Mining professor Simon Michaux has done a mammoth study on electrifying the global transport sector. He worked out how many cars, trucks, ships there were and how far they travel. Since most are still ICE(internal combustion engines) vehicles he figured a great many things from there. Among his calculations were:
- We need 31,670 TWH of electricity for the global fleet (Yes, terrawatt hours!)
- We need 221,594m new power plants (a mixture of types)
- We need 2.78 billion tonnes of lithium for the lithium batteries, but current production and reserves are nowhere near enough.
- Taking the 2018 year of production, we need for lithium 707.8 years of production at the current rate.
- We need 655.9 years of graphite at the current rate of production.
- We need 552 years of cobalt at the current rate of production.
- “Just remember it takes twenty years to bring a mine from a discovered deposit to a functioning mine.”
- And this is just to produce one generation of batteries, when in ten years time they need replacing.

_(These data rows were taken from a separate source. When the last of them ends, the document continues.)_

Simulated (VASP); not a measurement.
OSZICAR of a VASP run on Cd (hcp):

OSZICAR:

So for anyone who wants to watch a short presentation of Simon Michaux, you could go to a Youtube seminar held recently. Wise Response is a Limits to Growth NGO largely comprising academics from Otago. They partnered with the head of the School of Government at Victoria University to run a seminar where the speakers were Simon Michaux, economist Steve Keen, economist Tim Jackson and transition engineer Susan Krumdieck. Simon’s is the first presentation and I suggest you start at 4.20 minutes.
And, because Simon currently works for the Finland Geological Survey, he has met and talked with many key bureaucrats and politicians from European countries, including from the E.C and UN. (His insights are for those who can stick out the whole long session!)